For more than 25 years, scientists have believed that the universe is expanding faster and faster, pushed apart by a mysterious force called dark energy.
But a new study now suggests that the universe’s expansion may actually be slowing down — not speeding up — marking what could be one of the biggest shifts in cosmology in decades.
The research, published in Monthly Notices of the Royal Astronomical Society, comes from a team at Yonsei University in South Korea.
Their results challenge the long-standing belief that dark energy is constant and causes galaxies to drift apart at an ever-increasing rate.
Instead, the new findings indicate that dark energy may be weakening over time and that the universe has already entered a phase of decelerated expansion.
Lead researcher Professor Young-Wook Lee explained, “Our study shows that the universe has already started slowing down.
If this is confirmed, it would mean that dark energy evolves much more quickly than we thought — and this would completely change how we understand the universe.”
Since 1998, astronomers have based the idea of an accelerating universe on measurements of type Ia supernovae — exploding stars that serve as “standard candles” to measure cosmic distances.
Those observations showed that distant galaxies were moving away faster than expected, a discovery that earned the 2011 Nobel Prize in Physics. But the Yonsei team found that the supernovae might not be as “standard” as once believed.
By studying 300 host galaxies, they discovered that the brightness of type Ia supernovae depends on the age of the stars that created them.
Supernovae born from younger stars tend to appear slightly dimmer, while those from older stars are brighter.
When this “age bias” was corrected, the data no longer matched the widely accepted cosmological model known as ΛCDM (Lambda Cold Dark Matter), which assumes dark energy is constant.

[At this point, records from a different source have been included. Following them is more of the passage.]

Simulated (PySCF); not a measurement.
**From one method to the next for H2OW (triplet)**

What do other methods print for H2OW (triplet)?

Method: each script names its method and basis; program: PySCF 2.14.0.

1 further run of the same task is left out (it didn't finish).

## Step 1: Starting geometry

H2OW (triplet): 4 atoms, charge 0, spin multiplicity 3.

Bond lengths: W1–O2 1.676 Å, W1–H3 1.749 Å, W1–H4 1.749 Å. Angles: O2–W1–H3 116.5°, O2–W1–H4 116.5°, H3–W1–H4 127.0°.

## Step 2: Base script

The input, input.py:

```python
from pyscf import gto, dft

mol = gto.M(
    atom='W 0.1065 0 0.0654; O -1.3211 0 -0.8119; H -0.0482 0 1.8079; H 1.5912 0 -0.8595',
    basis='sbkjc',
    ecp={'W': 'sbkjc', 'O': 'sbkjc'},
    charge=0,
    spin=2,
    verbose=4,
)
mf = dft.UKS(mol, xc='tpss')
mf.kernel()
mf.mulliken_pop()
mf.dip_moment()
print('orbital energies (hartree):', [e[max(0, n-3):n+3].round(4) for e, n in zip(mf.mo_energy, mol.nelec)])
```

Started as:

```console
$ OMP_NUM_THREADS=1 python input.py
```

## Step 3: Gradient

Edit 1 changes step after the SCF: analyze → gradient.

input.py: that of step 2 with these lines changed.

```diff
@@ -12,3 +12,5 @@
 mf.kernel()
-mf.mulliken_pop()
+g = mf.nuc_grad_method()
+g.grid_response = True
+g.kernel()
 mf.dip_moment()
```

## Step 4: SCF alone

Instead, the corrected data fit better with newer models supported by the Dark Energy Spectroscopic Instrument (DESI) project, which combines information from the cosmic microwave background — the afterglow of the Big Bang — and baryonic acoustic oscillations, or faint sound waves left over from the universe’s earliest moments. Both suggest that dark energy changes over time and is growing weaker.
When the corrected supernova data were combined with the DESI results, the evidence for an accelerating universe disappeared.
“The universe is not accelerating today,” said Professor Lee. “It has already entered a decelerating phase, just as independent measurements of the cosmic microwave background and early-universe sound waves have hinted.”
To strengthen their findings, the Yonsei team is now running additional “evolution-free” tests using only young galaxies to remove age effects completely. Early results continue to support their conclusion.
The upcoming Vera C. Rubin Observatory in Chile will play a major role in this investigation. With its massive telescope and the world’s largest digital camera, it will soon detect tens of thousands of new supernovae, allowing scientists to make far more precise measurements of how the universe expands.
If confirmed, these findings could resolve long-standing puzzles such as the “Hubble tension” — the mismatch between different methods of measuring the universe’s expansion rate — and rewrite our understanding of dark energy itself.
For now, one thing is clear: the cosmos may be telling a very different story about its future than scientists once believed.